Chief Justice Is Answerable Under RTI, Rules Supreme Court

by Sidharth Pandey 1 year ago Views 1487

SC
In a major judgement, India’s top court on Wednesday ruled that the office of the Chief Justice of India is also answerable under RTI. Noting that ‘transparency only strengthens judicial independence’ and that ‘judicial independence does not mean that Judges are above the law ‘ the Supreme Court dismissed a petition from its own registrar who had appealed against a Delhi High Court order which had asked the Supreme Court to provide information under RTI.

“Today’s landmark order has put the supreme seal of the Supreme Court on the RTI”, noted RTI campaigner Subhash Chandra Agrawal told GoNews. 


It was Agarwal who in 2009 had filed an RTI with the Chief Justice’s office under the Information law asking whether all judges of the court had been providing details of their assets to the Chief Justice of India.  

Even though Agrawal did not ask for any names of judges or even details of the assets, the information office of the Supreme Court appealed against the order in the Delhi High Court.

Interestingly, the Delhi High court had twice ruled that the information had to be given to Agrawal, once by a single judge and then again by a three judge bench. The Supreme Court however, stayed the High Court orders following an appeal by its own officers and for close to a decade there was no hearing. On the fourth of April this year, the Constitution Bench of the Supreme Court, after finally hearing arguments for and against disclosure, reserved its judgement almost ten years after the original RTI had been filed. 

“It’s a victory of the people”, said transparency campaigner Nikhil Dey, who had also come to the Supreme Court for the judgement. Dey, along with Magsaysay awardee Aruna Roy, is regarded as one of the architects of the RTI movement.

( l to r : RTI campaigner Subhash Chandra Agrawal and  transparency campaigner Nikhil Dey)

Right to Information became a law in 2005 and has since then been hailed as one of the most effective tools in the hands of the people to hold their governments and public servants accountable.
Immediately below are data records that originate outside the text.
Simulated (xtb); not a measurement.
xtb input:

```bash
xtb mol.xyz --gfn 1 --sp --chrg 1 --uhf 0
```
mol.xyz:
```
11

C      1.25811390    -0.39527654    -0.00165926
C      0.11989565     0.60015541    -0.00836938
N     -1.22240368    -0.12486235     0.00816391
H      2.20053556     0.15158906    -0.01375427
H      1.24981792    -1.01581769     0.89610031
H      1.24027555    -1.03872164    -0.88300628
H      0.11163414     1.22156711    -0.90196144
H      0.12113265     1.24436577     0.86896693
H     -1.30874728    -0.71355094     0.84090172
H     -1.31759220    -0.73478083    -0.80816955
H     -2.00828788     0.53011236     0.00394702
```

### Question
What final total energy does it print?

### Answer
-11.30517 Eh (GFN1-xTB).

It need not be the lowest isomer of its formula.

While upholding the Right to Information, the Supreme Court in its judgement said: “We may note that right to information should not be allowed to be used as a tool of surveillance. While applying the second step the concerned authority needs to balance these considerations as well.”

While Wednesday’s order means that any of India's 1.3 billion citizens can ask questions to the Chief Justice’s office, the real test of just what all they can be privy to will be decided when citizens once again start filing RTI petitions with the Supreme Court.